Single in Barbados
It's been an incredibly long time since I posted anything here...surprised myself when the blog actually came up. It LIVES! :)
As I sit here on April 6th, Good Friday 2012, I wonder to myself what in my life has changed...and what hasn't.
Sometimes I feel like a myriad of things have changed. I certainly work harder than I ever used to. I have a lot more interests. I've gained and lost friends - the lost ones always perplexed me because back then I could never have imagined life without them. But here I am, living with life without them and vice versa. So clearly the world does NOT end.
One thing that hasn't changed is my dumb luck with romantic relationships. I seem to have a knack for ending up in relationships with men who are content to let the woman do and be everything while they just...chill.
Just the other day...some guy I barely know suggested I come pick him up and we go to the movies. Now I am all for being a strong, independent woman. I live on my own, I pay my own bills, I buy my own groceries, I drive and maintain my car, I travel on my own dime...you get the idea. I am not saying that to boast...because to me it's no achievement. That's life. I expect that at this age that this is exactly what I should be doing. Taking care of myself. I have no issue with doing that. Relying on myself to do everything isn't always easy but at least I know I will get it done.
I do have issues with gender roles though. I believe a guy should pick up the girl on the first date. ESPECIALLY if you're the one suggesting we go out.
Do you know why he asked me to pick him up? Because he loaned his mother the car. Ok fine...that's cool. Now this was last week...does Mum still have the car? Nope. So then why haven't you offered to come pick ME up? Maybe I am asking for too much.
No...I don't think so.
This seems to be the general MO of men these days. See how much you can get out of her before she gets anything out of you. Perhaps this is payback for all the years women did this to men. Perhaps this is the punishment for being an "independent" female.

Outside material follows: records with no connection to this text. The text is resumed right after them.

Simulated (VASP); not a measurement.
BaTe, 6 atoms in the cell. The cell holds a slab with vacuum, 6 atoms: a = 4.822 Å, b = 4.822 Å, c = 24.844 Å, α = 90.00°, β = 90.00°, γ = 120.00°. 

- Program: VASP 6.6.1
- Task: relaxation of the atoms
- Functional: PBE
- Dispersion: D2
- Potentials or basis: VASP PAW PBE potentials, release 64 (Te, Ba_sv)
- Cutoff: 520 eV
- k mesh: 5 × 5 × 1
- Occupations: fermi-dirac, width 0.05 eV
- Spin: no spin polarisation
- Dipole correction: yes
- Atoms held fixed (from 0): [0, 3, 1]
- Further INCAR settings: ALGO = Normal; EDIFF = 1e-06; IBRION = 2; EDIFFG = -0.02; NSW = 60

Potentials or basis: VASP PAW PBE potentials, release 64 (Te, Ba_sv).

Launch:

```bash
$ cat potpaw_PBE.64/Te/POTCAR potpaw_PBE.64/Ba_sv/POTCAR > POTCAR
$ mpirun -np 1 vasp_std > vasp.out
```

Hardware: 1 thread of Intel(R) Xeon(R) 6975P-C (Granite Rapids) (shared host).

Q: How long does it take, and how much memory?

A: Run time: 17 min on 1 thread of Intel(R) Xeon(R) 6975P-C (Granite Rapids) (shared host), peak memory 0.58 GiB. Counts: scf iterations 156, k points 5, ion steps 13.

Well all I really am is a girl who could really use a guy who:
Has a job/career
Saves his money
Is kind and respectful to his mother (NOT a Momma's boy)
Is ambitious
Is respectful in general
Does not take advantage of my apparently too good nature by reciprocating or (shockingly) initiating
Is handsome (this matters ok? I don't want to wake up to an ugly mug for the rest of my life. I'm not saying I'm gorgeous to look at it but I am relatively good looking and so far I have had no complaints!)
And for the love of all things holy...from what I can tell...this type of man does NOT exist.
Well they exist but they're already married or in an otherwise committed relationship.
I'm 28 years old and disappointingly single. I've achieved a few things in life and I am very proud of them. But somehow...we are taught that we are never complete in this world until we find a mate. For a number of years this never bothered me. I went years without a guy showing any interest in me and it never phased me.
But now I'm older...and the only guys who seem to have an interest in me are the ones who want someone to take care of them while they just...do nothing. Because I guess I look like their mothers? Who knows.
Generally - the last set of single men out there seem to be a pretty lazy, overly entitled, uncaring bunch. I could be wrong...God I pray I am wrong...
I was saying to a gf the other day that I was genuinely worried that we were never going to find good men to settle down with...and she agreed. It's horrifying. It's upsetting. Especially when I see my friends all married or in happy relationships and all I can wonder is "What exactly did I do wrong here? Did I start dating too late? Do I just choose the wrong men? Am I just meant to be perpetually single? Should I be dating outside of Barbados?"
That last question...is a killer. It's a friggin cess pool around here. Everyone has dated everyone else, has slept with everyone else...whatever. It's almost incestuous at this point so why even try?
Because at the end of the day, if there's one thing we all dread it's ending up alone.
While I do dread that...I think I dread being my mate's surrogate mother for the rest of my life. That fear alone is enough to stop me from ever trying again. Especially when I consider that this is all men these days seem to want...with no inclination to return the favour.